YORK — Facing a mounting list of debts to the IRS, to the towns of Millinocket and East Millinocket and to numerous suppliers such as Brookfield Energy Group, Cate Street Capital has been running around Maine blaming everyone but themselves for their financial woes.

Brookfield has become the prime target for Cate Street, the owner of Great Northern Paper. But as John Adams said, facts are stubborn things, and for Cate Street they don’t paint a pretty picture.

In August of 2011, Brookfield and Cate Street signed a 10-year contract in which Brookfield agreed to provide electric power to Great Northern Paper at a significantly discounted rate exclusively for the purpose of operating the mill. As part of that agreement, Brookfield retained the right to sell to other customers any and all power not purchased by Cate Street.

Fast-forward three years to today. Cate Street is now struggling to make Great Northern Paper viable, so company officials have decided they are unhappy with the agreement they signed in 2011. The remedy? Declare that Brookfield should give them a share of the revenues it gets from the sale of power to other customers.

Not only does this claim fly in the face of free-market rules, but also basic common sense.

That hasn’t stopped Cate Street.

With no contractual right to a share of Brookfield’s revenues from power generation, Cate Street hoped to get legislation passed that would require Brookfield to give some of its revenues to Cate Street. Ultimately, that effort was unsuccessful because it would have violated the U.S. Constitution.

Undeterred by all of this, Cate Street has continued its campaign with the hope that Brookfield will yield to Cate Street’s demands to change the terms of the 10-year contract.

While Brookfield will not agree to Cate Street’s unreasonable demand to share profits, our company has been involved with Northern Maine mills for nearly 15 years. We do recognize the need to restart the mill and hire back workers, and we have offered to help.

Brookfield has continued to provide a constant and reliable supply of electricity to the mill over the past several months for which it is not being paid, and has offered to continue doing so until May.

In addition, our company has offered to provide a portion of the capital that Cate Street says it needs to restart the mill by forgiving $2.5 million of the debt that Cate Street owes to Brookfield.
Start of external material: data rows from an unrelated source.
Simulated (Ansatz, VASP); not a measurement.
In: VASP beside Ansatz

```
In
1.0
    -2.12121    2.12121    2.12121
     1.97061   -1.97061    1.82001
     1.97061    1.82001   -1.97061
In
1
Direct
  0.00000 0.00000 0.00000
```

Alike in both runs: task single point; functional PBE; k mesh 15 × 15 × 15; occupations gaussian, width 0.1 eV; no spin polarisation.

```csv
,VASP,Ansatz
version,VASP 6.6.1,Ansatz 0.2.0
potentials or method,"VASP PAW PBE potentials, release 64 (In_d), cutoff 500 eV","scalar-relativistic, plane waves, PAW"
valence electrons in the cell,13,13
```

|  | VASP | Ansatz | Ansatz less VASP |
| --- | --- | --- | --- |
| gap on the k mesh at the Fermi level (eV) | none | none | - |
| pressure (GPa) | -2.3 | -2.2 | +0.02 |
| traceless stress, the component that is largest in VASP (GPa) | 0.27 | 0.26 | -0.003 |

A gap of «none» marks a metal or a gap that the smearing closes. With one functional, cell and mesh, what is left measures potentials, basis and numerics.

In exchange, Brookfield is asking that Cate Street provide financial information about the mill and its future to ensure that a viable plan is in place. Specifically, Brookfield is asking Cate Street to disclose basic financial information: How large are its unpaid bills and outstanding tax obligations? What are the capital needs required to reopen the mills, and what sources of funds have been secured other than the Brookfield offer? How much of Cate Street’s own money will be invested to restart the mills? And how much are the management fees that Cate Street is taking off the top of Great Northern Paper?

Brookfield has an obligation to its shareholders to perform due diligence, and expects that the contract with Great Northern Paper be backed by a creditworthy-entity with a credible business plan.

To date, Cate Street has refused to provide the requested information. As a result, our company remains skeptical about Cate Street’s public statements and stated intentions.

Brookfield, through its actions, has demonstrated a real commitment to the state of Maine and the communities in northern Maine. Brookfield maintained the mills for nearly two years while the state found a new owner, then transferred the mills to the new owner, Cate Street, for just one dollar.

In addition, Brookfield has invested hundreds of millions of dollars in renewable energy facilities throughout the state of Maine over the past several years, providing meaningful and steady employment for hundreds of Maine people.

Brookfield is proud of its record as a responsible corporate citizen in Maine, and looks forward to a strong presence for many years to come. The important question: Is Cate Street Capital ready to do the same?